What do you do when a book reaches into your soul and squeezes it so hard you’re left breathless and filled with a wondrous ache and yet the marvel of hope and the beauty of sorrow? You dry your eyes, still your weeping and read it all over again – this time, more slowly, taking in the deceptively simple and heart-warming prose and the gentle joy of the illustrations.

So it was when I had the amazing experience of reading Rachel Noble’s utterly lovely book for children, Finn’s Feather. This is a stark, moving and gorgeous tale about a boy named Finn who, when he finds a perfect white feather on his doorstep one day, believes it is a gift from his dead brother Hamish. I know… right?

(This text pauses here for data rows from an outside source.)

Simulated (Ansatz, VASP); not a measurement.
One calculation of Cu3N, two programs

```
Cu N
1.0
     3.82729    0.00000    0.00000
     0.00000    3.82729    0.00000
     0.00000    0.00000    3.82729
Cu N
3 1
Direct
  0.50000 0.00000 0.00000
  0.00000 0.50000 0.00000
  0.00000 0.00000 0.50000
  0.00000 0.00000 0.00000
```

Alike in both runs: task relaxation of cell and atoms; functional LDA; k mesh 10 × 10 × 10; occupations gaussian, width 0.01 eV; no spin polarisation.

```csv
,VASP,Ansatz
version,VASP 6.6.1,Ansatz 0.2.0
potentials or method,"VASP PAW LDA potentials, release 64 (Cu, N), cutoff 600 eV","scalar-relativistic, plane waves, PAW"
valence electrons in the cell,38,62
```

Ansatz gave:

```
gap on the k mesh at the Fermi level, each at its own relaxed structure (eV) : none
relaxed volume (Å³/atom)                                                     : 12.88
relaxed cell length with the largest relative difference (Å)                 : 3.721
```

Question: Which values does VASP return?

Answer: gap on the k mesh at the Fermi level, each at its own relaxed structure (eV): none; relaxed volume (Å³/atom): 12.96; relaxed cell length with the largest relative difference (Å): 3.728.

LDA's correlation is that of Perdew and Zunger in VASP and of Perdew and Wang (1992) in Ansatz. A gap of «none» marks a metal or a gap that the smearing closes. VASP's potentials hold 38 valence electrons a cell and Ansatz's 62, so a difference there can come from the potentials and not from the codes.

The story is about how Finn, thrilled with his brother’s gift, can’t understand his mother’s or teacher’s reaction. His mother hugs him and sighs, his teacher takes a deep breath and smiles (and God, how I hurt when I read their reactions – it was a visceral response). It’s left to his best friend, Lucas to find, with Finn, the pleasure in his brother’s gift and the message it sends: to continue to laugh, love and never forget.

This exquisitely rendered tale of grief and loss, is told very much through a child’s eyes and how they process sorrow so differently. It is so sensitively rendered, so positive in its scope and the message and, believe it or not, happiness it offers (as well as the unbelievably touching acknowledgment of loss) that it should be read widely by everyone who has a child or who has experienced the death of a beloved.

I have been so touched by this story, but also rightly impressed with how it has been told – the care and love that has gone into a difficult and yet important tale in a society that generally doesn’t handle discussions of death at all well. Rachel Noble is to be commended and, indeed, praised for this elegant, poignant work – and for the ways in which she’s used her own experiences to give it such veracity and depth.

Let me give you a bit of background. In October 20102, Rachel lost her son Hamish in a terrible accident at home. As a way of trying to make sense of what happened, of Hamish’s death, as a professional writer, she turned to her craft: she wrote – and wrote and wrote. Knowing she wanted to write a picture book to honour Hamish and everything he means to her and her family, it wasn’t until she came home one-day and found a feather on her doorstep that Finn’s Feather took shape.

Snapped up by a US publisher – the phenomenal Enchanted Lion books, a family owned enterprise, it comes out June this year, including in Australia.

This is such an important book, such a lovely addition to any child’s and family’s library, I cannot recommend it enough. In sharing her emotions, her family’s story in such an accessible and meaningful way, Rachel has given voice to what is so hard to express and, along with Zoey Abbott, given death and loss a tender garment  for us all to don and cherish.

I loved Finn’s Feather and all the complex emotions it stirred, and the big, aching heart at its beautiful centre.

Thank you.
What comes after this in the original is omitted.